Feature banner image - Dan Dry/Kentucky Derby

By Rebekah Tilley

The sharp taste of bourbon, the fluttering ladies hats, the first few bars of “My Old Kentucky Home,” pounding hooves, the refinement of the clubhouse box and the wild parties on the infield grass.

This is the Kentucky Derby.

In his recent book The Kentucky Derby: How the Run for the Roses Became America’s Premier Sporting Event, published by University Press of Kentucky, Department of History alumnus Dr. James Nicholson explores how the paradoxical reputation of Kentucky for lawlessness and gentility is reflected in and helped sustain “the most exciting two minutes in sports” despite significant cultural, political and economic changes over its 138 year history.

“I tried to go back in time and see what Kentucky meant to people,” said Nicholson, who himself was raised on a thoroughbred farm close to the historic Keeneland Racetrack. “Why it was attractive. Why people would want to travel there for an event.”

In his book Nicholson teases out Kentucky’s dualistic identity that dates from the time of Daniel Boone and the mythological version of his exploits. Publications from that time painted Kentucky as a place on the edge of civilization but in the process of refinement by Boone and his fellow settlers.

In the early days of the Kentucky Derby, sensationalist journalistic coverage of Appalachian feuds and violence excited the American public of the late 1800s. Yet Nicholson found the real popularity of the Kentucky Derby ramped up at the turn of the 20th century as Kentucky as a place and Kentuckians as a people began to identify themselves as “southern.”

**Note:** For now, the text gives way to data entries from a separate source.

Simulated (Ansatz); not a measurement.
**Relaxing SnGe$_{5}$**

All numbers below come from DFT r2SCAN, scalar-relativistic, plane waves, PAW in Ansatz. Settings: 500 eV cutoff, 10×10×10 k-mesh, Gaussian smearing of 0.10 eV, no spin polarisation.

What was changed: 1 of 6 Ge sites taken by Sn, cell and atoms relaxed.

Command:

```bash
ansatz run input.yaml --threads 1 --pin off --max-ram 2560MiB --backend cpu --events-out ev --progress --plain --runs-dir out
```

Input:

“When the Derby’s popularity started to explode it was aided by the idea that Kentucky - even though it never succeeded from the Union, even though it was never part of the Confederacy - was the place where the old South and its ideals and its vestiges lived,” explained Nicholson. “People would go to the Derby like people might go to MardiGras today. You could go to Louisville and experience ‘the South’ without traveling too far geographically and culturally.”

The Kentucky Derby is famous for being the longest continuously held sporting event in America and its connection to the past is an important part of its appeal today. Yet Nicholson argues the Derby’s ability to endure economic downturns, wars and cultural changes over its 138-year history has everything to do with Kentucky itself.“The appeal of the Kentucky Derby is based largely on its association with Kentucky and its own imagery and mythology,” said Nicholson. “Over the course of 130 some odd years, the tastes of Americans have changed and waxed and waned. The Derby’s status as American allowed it stay relevant and popular in the 60s and 70s when the idea of the ‘old south’ wasn’t in vogue. The good thing about the Derby is that it has this connection to this two-faced Kentucky. It’s refined and it’s wild.”

That ability to have the best of both worlds, says Nicholson, is reflected in the Derby itself with the exclusive, posh Millionaires’ Row and accessible, rowdy infield. And it is this quality that will likely allow the Kentucky Derby to endure for another 138 years.